Alex Rose-Innes
Hilda Nakabuye may not be an entrepreneur or innovator, but in mobilising her peers to protest against climate change, she is doing more than most and her voice is now heard and recognised across the world.
Young environmental activists in Uganda, Hilda’s home country, as well as Kenya and Ghana are making their voices heard across the globe in an effort to address climate change. Hilda, who is regularly called Africa’s answer to Greta Thunberg, is paving the way for a new generation of activists. Young people who realise that there is only one Earth and calling for climate justice, bringing their countries to book to change their thinking and ensuring there is a future for the next generation.
Already in the Seventies, forward-thinking climate activists were forcing their governments to choose a green future instead of greenbacks (money.) Today, Hilda is at the forefront of taking action.
She told the global media that her grandmother thought they were cursed by the gods as continued drought led to a life of hardship for the family. The Nakabuye family lost everything as a result of these droughts and severe weather changes in Uganda. Eventually, Hilda could not continue her schooling due to lack of money and no harvest.

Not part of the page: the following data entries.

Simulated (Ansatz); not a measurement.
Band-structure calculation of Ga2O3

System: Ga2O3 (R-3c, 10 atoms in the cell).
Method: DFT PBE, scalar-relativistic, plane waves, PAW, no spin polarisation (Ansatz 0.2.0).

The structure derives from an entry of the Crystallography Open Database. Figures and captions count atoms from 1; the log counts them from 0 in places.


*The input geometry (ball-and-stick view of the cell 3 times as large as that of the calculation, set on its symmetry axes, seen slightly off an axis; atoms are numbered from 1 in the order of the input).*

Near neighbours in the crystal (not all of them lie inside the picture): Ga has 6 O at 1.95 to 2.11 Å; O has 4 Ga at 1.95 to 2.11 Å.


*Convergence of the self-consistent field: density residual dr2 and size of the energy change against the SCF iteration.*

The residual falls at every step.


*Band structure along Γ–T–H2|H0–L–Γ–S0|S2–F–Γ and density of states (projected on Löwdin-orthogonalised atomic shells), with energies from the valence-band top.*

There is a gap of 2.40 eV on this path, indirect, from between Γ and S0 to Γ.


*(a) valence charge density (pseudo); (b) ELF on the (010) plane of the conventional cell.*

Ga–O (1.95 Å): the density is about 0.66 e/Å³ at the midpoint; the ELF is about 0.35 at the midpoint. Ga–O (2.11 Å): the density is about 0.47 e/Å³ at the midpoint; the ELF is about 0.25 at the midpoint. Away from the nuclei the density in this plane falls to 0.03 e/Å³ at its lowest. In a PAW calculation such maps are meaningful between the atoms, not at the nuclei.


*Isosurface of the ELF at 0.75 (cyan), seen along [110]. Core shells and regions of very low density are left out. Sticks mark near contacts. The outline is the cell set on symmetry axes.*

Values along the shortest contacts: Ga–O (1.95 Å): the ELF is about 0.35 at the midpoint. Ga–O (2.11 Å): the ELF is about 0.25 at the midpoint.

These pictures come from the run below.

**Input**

Climate change was a term for the future and for Hilda and her peers that future is now. Because of the hardship suffered by many on the African continent and those who still do, the young environmentally-conscious generation would not be silenced.
A local forum held by an environmental group saw Hilda doing internet research where she found Greta Thunberg’s Fridays for Future posts and she founded Fridays For Future Uganda. She mobilised Ugandan school learners and university students to strike for climate change. This meant missing Friday classes in solidarity with young people the world over.
Six million people across the globe are now involved in protests demanding climate change and 23-year-old Hilda had become a leading climate and environmental rights activist. She had been invited to speak at international conferences such as COP25 and the C40, calling for climate change.
As part of CARE International’s #March4Women campaign, Hilda is outspoken about the need for gender equality and racial integration in an effort to turn around the damaging effects of climate change. Especially in Africa, with its male-dominated culture, most of those displaced by climate change, are women (80%).
The United Nations (UN) said gender inequalities on the continent include problems to acquire land, the division of labour which falls mostly on the shoulders of women and the lack of female representation in environmental decision making would continue to plague Africa. But not with Hilda Nakabuye at the forefront of this drive.

Caption: The Greta Thurberg of Africa, Hilda Nakabuye from Uganda, speaking at an international conference.